Stephen Fowler comments on Proposal for making credible commitments to AIs.

Stephen Fowler 28 Jun 2025 12:38 UTC
14 points
2
“Something has already gone seriously wrong and we already are in damage control.”
My p-doom is high, but I am not convinced the AI safety idea space has been thoroughly explored enough so that attempting a literal Faustian bargain is our best option.
I put the probability that early 21st century humans are able to successfully bargain with adversarial systems known to be excellent at manipulation incredibly low.

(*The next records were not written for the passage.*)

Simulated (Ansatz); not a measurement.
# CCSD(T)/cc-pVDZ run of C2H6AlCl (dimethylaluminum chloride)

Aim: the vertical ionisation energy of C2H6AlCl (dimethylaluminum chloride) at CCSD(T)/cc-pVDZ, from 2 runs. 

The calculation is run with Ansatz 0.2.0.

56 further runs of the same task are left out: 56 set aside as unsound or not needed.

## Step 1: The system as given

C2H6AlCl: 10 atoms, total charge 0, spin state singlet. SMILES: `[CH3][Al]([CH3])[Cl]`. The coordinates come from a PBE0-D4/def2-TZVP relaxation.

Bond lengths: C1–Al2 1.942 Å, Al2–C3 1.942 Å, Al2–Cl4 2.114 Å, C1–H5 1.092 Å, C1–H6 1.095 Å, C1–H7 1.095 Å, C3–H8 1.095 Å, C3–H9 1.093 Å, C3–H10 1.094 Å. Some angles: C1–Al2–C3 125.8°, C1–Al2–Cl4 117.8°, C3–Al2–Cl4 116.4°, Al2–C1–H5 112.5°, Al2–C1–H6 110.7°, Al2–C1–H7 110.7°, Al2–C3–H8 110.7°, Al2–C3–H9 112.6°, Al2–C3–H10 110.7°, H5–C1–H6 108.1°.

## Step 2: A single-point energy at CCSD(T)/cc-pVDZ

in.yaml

”I agree. There needs to be ways to make sure these promises mainly influence what humans choose for the far future after we win, not what humans choose for the present in ways which can affect whether we win.”
I think I agree with this.

I am particularly concerned that a culture where it is acceptable for researchers to bargain with unaligned AI agents leads to individual researchers deciding to negotiate unilaterally.
- Knight Lee 28 Jun 2025 19:44 UTC
  1 point
  0
  Parent
  I am particularly concerned that a culture where it is acceptable for researchers to bargain with unaligned AI agents leads to individual researchers deciding to negotiate unilaterally.
  That’s a very good point, now I find it much more plausible for things like this to be a net negative.
  The negative isn’t that big, since a lot of these people would have negotiated unilaterally even without such a culture, and AI takeover probably doesn’t hinge on a few people defecting. But a lot of these people probably have morals stopping them from it if not for the normalization.
  I still think it’s probably a net positive, but it’s now contingent on my guesstimate there’s significant chance it succeeds.